In my articles and social media presence I have been fairly candid about my struggles, failures and successes too. My entire career I have been told to shed a positive light on my work and always put my best foot forward. Well meaning friends and professionals urged me never to show insecurity, lack of knowledge, or any unprofessional demeanor. Dress the part, either breeches at a dressage barn or a cowboy hat, depending on the crowd I’m trying to impress. They urged me to control photos and videos uploaded of me, watch what i say, and don’t ever ever come across like you don’t know something.
I tried this for a while, and felt insincere and cheap. It’s exhausting pretending anything, and those of you who know me know Im not much for fashion. Also as my students ran into their own struggles, I felt I couldn’t help them if I couldn’t share my own failures. I realized that there is a divide between teacher and student where the teacher portrays himself as all knowing and the student at times feels hopeless, as if his or her humanness is preventing them from getting better at riding.

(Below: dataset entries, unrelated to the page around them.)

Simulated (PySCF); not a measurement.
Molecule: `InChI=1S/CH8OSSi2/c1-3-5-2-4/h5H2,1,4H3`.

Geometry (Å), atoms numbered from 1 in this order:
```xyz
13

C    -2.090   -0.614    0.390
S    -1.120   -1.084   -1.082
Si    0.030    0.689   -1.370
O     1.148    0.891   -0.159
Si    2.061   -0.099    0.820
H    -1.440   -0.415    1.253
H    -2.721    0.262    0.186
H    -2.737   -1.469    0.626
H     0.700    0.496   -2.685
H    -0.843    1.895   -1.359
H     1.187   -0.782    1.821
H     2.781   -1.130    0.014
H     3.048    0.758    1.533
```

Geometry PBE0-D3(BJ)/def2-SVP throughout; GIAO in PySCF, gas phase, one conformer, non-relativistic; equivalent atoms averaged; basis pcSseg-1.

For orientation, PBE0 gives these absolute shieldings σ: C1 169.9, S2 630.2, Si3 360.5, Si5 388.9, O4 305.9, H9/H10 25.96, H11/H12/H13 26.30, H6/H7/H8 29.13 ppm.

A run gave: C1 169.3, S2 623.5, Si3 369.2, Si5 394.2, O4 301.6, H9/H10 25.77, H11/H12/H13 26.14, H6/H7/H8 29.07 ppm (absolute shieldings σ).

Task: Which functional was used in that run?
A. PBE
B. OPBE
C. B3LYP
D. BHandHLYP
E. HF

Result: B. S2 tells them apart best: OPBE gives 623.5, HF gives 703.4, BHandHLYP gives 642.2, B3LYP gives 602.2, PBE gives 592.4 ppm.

One day I just dropped the act. I started sharing my failures with my students, and writing about my own struggles as I develop my career.for me, it’s important for my own development as well as others to look at our egos in the face. Everyone has one, and at best we can “not disturb the sleeping dog.” Sometimes we get humbled, sometimes we struggle to accept lessons or miss them. No one is exempt from the journey, only those who refuse to accept their own flaws. Teacher and student alike are learning, and one is not better than the other. I am a teacher, but I am a student too, and I go through the same discomforts and insecurities learning as everyone else.
When we’re willing to get down to the nitty gritty of our inner selves and really look at our habits and beliefs, then we can make real and lasting changes. I’m right there with you.